Visitors to this year’s National Arts Festival are planning their schedules around Standard Bank Young Artist for Dance Mlu Zondi’s latest piece of choreography. Titled Cinema, the piece is presented as an installation for four performers and film projection. Zondi is the darling of the festival not only because his experimental choreography is on the pulse of contemporary interdisciplinary performance but also because his personal story has gripped the hearts of his audiences.
Zondi was born in Durban and grew up as an orphan. A pantsula dancer in his youth, he yearned to be a professional performer, but after completing matric further studies were unaffordable. He worked as a petrol attendant for three years, banking his earnings, and eventually enrolled at the Durban University of Technology for a diploma in performance. It was a residency in Switzerland in 2002 that brought with it the opportunity to perform at the Lausanne International Dance Festival and inaugurated his professional dance career. Despite a series of interesting collaborations with visual artists and performers since then, his work has been somewhat under-recognised in South Africa — until now.
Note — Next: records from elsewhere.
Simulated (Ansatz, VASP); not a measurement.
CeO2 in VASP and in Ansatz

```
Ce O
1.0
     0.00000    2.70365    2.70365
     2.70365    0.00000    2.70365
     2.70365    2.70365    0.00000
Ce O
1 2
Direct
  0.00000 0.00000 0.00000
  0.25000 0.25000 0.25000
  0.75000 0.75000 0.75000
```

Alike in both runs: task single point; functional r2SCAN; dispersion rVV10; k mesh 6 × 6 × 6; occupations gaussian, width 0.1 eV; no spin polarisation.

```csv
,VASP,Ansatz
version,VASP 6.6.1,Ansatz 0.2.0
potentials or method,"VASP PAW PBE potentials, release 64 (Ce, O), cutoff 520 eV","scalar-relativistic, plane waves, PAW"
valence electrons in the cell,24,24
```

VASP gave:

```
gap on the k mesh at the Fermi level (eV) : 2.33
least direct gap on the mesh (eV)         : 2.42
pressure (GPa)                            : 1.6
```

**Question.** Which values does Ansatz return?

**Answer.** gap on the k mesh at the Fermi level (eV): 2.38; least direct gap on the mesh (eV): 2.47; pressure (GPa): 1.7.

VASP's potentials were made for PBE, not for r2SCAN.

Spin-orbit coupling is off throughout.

Cinema is a work enabled by the Standard Bank Young Artist Award, and Zondi has used this opportunity to devise a production that might have struggled to find a home under other circumstances. The work is far stranger, for instance, than previous winner Dada Masilo’s take on Bizet’s Carmen, which was a hit at last year’s festival. Instead of sitting in raked seats around a sprung-floor stage, audience members are free to navigate a hall with its parquet floor covered in bubble wrap. This makes for a noisy introduction to the show, but it also betrays the movements of fidgety viewers during this long and sometimes demanding performance.
Within the open space, four performance stations are demarcated. One, a passage that runs lengthways across the hall, is occupied by Zondi, who stands bound at the wrists and ankles with LED light ropes.
Other spaces are occupied by almost mythical renditions of South African characters: a township Lolita (a prostitute perhaps) who does the popular kwasa-kwasa nightclub dance, a young man with a knobkierie who enacts traditions of black masculinity in South Africa, and a mournful bag lady.
Four film projections are arranged above these performance stations. They give us clues about the deeper meaning behind Cinema. Playing above the bound Zondi is a close-up of his own face, eyes alert and looking around the room. The film invites us to follow his gaze and scrutinise each performer, but it is also a reminder of the audience’s own implication in the performance. As much as we are watching this performance, it is watching us.
The bubble wrap keeps a record of the tides of audience interest in each station. When the audience is bored with a performance station, the crackling sound swells on one side of the room and is quiet on another. Each performer acknowledges the presence of audience attention in some way, and Tulisile Khumalo, who plays the Lolita, does an especially engaging job of this. Singling out individual onlookers, she coos and preens, improvises singular snippets of choreography, forcing viewers to follow through with the voyeuristic exchange they initiate by watching her.
Until about 15 minutes into the performance it is unclear whether Zondi has envisaged any narrative direction for Cinema. Just when the bubble wrap crackles begin to swell as though the audience is about to leave the room, Zondi begins an almost imperceptibly slow march down his passage. As he passes each of the other performers in their stations, they seem to come alive. Each dance is unique to the character who performs it. The soundtrack to this slow procession is Shirley Bassey’s Losing My Mind, sung by the bag lady (Dumisile Mqadi).
By the end of Zondi’s march, the performers have danced themselves into a frenzy. Samele Mzinyane, who plays the young man, spins in circles, with his head lolling, and the township Lolita writhes on the floor, cradling a doll. At this point it is clear that Cinema is a study of mindfulness and the limits of sanity.
The performance space, around which we shuffle and watch, is an avatar for the protagonist’s own mind as he walks alone like a Christ on the way to a private Golgotha.
Zondi is open about the personal cathartic elements of his performances. They are an ongoing process of facing the “demons” of his past, he says. For him a Standard Bank Young Artist Award is an affirmation of this journey. “It means … I will always have a space to crush my demons,” he says.